The fbi said it will not indict the individuals who bought the bogus degrees, a number of which were purchased by the bureau's agents for between $200 and $2,000, although the misrepresentation of credentials could constitute the crimes of fraud or theft by deceit, the fbi spokesman said. Indictments against each of those who purchased degrees would overburden the federal courts in North Carolina, he added. Instead, the bureau will pass the names along to local and state authorities for appropriate action.
In the coming months, however, the bureau will attempt to prosecute for mail and wire fraud the operators of the diploma mills, many of whom operated out of post-office boxes in different parts of the country or through legal mail-forwarding services, the spokesman said. Convictions for those crimes carry a maximum penalty of five years in jail and/or a $1,000 fine for each fraudulent telephone call or letter.
Among the bogus institutions that offered education degrees were Florida State Christian College, American Western University, National College of Arts and Science, National Research Institute, and the South Union Graduate School. None of these institutions is accredited either regionally or nationally, according to the fbi
"We are going to embarrass an awful lot of people by the time we're through," the spokesman said. "There are 'graduates' of these mills in every state in the union."

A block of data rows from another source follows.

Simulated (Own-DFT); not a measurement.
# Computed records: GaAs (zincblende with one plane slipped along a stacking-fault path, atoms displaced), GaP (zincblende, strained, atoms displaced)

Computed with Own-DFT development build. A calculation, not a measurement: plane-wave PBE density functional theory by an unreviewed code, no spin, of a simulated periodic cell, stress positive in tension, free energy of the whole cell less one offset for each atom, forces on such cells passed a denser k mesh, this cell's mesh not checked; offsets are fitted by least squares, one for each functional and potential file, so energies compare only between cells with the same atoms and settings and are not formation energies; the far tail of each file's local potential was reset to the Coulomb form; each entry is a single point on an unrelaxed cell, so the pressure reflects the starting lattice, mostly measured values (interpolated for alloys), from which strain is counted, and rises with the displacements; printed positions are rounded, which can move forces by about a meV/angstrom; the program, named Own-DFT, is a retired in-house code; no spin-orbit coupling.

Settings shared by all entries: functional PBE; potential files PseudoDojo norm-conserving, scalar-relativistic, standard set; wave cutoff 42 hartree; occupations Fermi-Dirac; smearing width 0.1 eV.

After being tipped off about the bogus degrees in 1980, the fbi spokesman said, an agent began writing for information about degree programs advertised in periodicals at Charlotte newsstands. Next, the agent would negotiate a price for a diploma and/or transcript and then send a check and receive his "credentials" by mail, he explained.
The agent then presented the phony credentials in a job application; the operator of the diploma mill generally would verify the agent's "attendance" to the prospective employer, a fraudulent act, the spokesman said, adding that the fbi's agents were also offered kickbacks for cultivating additional students.